It’s a less radical version of blockchain because banks and other established firms control who gets to use it. Only J.P. Morgan clients who have been vetted for regulatory reasons will be able to transact with JPM Coin, for instance. Even there, Bessant has her doubts.
“I will be curious to see what the actual volume of usage is on the JPM Coin in a year,” she said.
Others see more potential for blockchain, especially for areas like trade finance. Blockchain will begin to have an effect there in three to five years, Joyce Chang, J.P. Morgan’s chair of global research, said in a Jan. 24 research note.
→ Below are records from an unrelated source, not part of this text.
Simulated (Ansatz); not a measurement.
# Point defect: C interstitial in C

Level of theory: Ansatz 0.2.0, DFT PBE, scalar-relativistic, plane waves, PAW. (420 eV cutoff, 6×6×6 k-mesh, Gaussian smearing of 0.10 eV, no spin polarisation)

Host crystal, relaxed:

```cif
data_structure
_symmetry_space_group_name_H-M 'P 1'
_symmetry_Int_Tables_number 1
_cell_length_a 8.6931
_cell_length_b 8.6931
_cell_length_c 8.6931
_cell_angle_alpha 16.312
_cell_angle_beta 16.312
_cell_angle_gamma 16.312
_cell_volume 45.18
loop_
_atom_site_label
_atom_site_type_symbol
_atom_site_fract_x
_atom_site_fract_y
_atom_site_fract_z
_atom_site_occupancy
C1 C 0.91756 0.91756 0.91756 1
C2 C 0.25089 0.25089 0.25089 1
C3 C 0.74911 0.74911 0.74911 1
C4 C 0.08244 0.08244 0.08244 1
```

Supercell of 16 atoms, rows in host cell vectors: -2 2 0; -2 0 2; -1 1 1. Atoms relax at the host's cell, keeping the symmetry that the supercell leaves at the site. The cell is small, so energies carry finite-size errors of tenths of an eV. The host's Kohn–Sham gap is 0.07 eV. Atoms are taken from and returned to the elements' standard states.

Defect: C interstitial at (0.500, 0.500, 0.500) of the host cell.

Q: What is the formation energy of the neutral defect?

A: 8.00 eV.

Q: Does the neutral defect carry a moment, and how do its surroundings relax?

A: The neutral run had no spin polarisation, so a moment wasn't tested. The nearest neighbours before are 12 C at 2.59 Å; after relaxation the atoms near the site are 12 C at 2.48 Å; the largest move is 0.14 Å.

During the wide-ranging interview, Bessant also talked about the bank’s efforts to retrain its 95,000 technology workers. Last year, she dispatched executives to Google, Oracle and IBM to understand how those firms train their employees in new skills. The bank formed internal universities with more than 80,000 courses to help its workers stay relevant.
Bessant also addressed the so-called techlash against companies like Facebook and Google, in part because of high-profile scandals involving the use of customer data.
Lenders are more heavily regulated than technology companies in the U.S., and Bank of America is working to protect customers at the moment financial transactions happen with more robust authentication methods, she said. That will help prevent fraud even if users’ private data has been stolen, she added.
“We’ve all, as a society, given up data far in advance of knowing how it was going to be used,” Bessant said. “Regulation will come to other sectors. I believe the need is there. I believe that consumers and users will demand it.”